True Religion: Taking Pieces of Heaven to Places of Hell on Earth
By Palmer Chinchen
David C. Cook Publishers, 2010, 208 pp., $14.99

True Religion is a difficult book to not recommend. Though Chinchen’s soapbox seems to be a routine stop in modern Christian literature, it remains engaging, and his premise is prescient and necessary. However, Chinchen’s intent with the book is to convince readers to give their lives away to change so God will change them for the best. This sounds perfectly fine at first glance, but upon further inspection isn’t actually consistent with what Chinchen wants.

He asks that we live as expatriates—those who enjoy the simple pleasures, people and places of this world, while at the same time giving us paltry tips for doing so, such as eating at ethnic restaurants and watching more movies that are not filmed in English. What do either of these things have to do with living a true religion? I’m not sure either. Chinchen routinely offers sound insights into living a religious and globally focused life, then completely cheapens them with banal suggestions that seem to come out of left field.

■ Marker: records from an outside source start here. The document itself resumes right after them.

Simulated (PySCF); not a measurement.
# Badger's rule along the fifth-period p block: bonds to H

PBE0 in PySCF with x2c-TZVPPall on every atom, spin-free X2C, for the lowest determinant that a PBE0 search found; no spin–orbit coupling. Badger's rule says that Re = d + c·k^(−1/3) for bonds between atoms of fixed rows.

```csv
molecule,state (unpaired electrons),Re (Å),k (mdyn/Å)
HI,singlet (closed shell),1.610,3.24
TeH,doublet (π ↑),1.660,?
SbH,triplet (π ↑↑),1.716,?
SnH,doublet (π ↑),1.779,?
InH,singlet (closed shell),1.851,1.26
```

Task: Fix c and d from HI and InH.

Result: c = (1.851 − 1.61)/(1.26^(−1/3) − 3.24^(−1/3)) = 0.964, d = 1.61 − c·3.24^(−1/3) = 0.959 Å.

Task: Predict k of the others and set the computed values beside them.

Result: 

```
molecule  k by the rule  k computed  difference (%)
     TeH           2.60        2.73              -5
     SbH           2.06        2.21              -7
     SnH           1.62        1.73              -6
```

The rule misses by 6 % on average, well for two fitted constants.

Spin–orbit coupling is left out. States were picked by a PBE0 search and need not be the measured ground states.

This complaint is only demonstrative of the glaring weaknesses that serve to drown the true strengths of this work. Chinchen routinely admonishes us to live a true religion that is globally and socially focused so God might work through us and in us, yet his interesting narrative cannot overcome the benign anecdotes, poor biblical integration and paltry examples meant to bring an emotional and practical core to the work, but only end up making it superficial and silly. True Religion’s message is hard not to want to recommend, but it can be better articulated elsewhere.